Written by Artemis Walsh
Music affects us. I don’t think that’s a controversial statement. But there are times when certain songs connect to a very unplanned and unexpected feeling.
When my best friend committed suicide, it threw me onto the rocks. I had lost not only my closest friend, but my shoulder to cry on, my confidant, and the only person who could have understood what it’s like to lose a friend like that. I was left in hollow and heavy grief.
In the midst of this, I turned to music. Not to cope, but to open the floodgates of emotion and bring myself to tears. To bring myself back to the summer days I sat on his porch and his second-hand smoke filled my lungs. To hit myself once more with the ringing sound of his father’s voice giving me the news. I thought that through this overdose of mourning, I could bring myself closer to him again. At the very least, it would be a good source of emotional self-harm.
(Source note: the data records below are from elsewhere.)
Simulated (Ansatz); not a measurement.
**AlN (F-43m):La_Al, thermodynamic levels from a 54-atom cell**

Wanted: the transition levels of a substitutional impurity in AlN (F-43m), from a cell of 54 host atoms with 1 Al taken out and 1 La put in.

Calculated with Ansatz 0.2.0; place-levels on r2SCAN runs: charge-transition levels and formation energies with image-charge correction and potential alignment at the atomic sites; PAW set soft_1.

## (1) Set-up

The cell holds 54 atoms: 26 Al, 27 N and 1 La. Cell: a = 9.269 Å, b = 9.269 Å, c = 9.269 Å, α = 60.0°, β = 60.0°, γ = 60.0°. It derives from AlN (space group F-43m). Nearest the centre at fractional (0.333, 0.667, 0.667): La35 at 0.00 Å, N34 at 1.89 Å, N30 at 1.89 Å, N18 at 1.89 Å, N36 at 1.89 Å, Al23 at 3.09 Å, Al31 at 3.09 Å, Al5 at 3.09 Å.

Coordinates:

And in that whirlpool, one strange genre of song began to populate my playlists: breakup songs. In many ways, the death of a friend—especially suicide—can feel like a relationship ending. There is the decline of the relationship: the friend’s deteriorating state. There is the rejection: the act of suicide. There is the absence: the absence. And more than anything else, the crushing inadequacy and doubt and speculation: Could I have done something different? I didn’t do enough. I couldn’t save them.
The desperate wailing of Julien Baker’s “Something” and Kimya Dawson’s sullen “So Nice So Smart” brought me back to when I first got the call which brought me the news. They force me to remember walking down to the beach, falling to my knees, and screaming out into the lake, demanding God bring them back. Overtime, as the initial breakdown was replaced by frozen numbness and mourning, these songs were replaced in turn by “Tire Swing” and “Ain’t No Sunshine”, tracks dealing with the post-breakup ennui. I would open the window and lie face down in bed, wishing the wind would cover my bedroom in snow and freeze me to death, so I could be reunited with my best friend.
These weren’t the only songs I listened to for coping, and I have been moving away from grief music in general over the last few months. The one year anniversary of their death approaches soon, and I have come to realize that I need to do everything in my power to prepare myself emotionally for that week in November. But no matter what recovery holds for me, I will carry the pain and loss to my own grave, and I will never be fully free of their absence.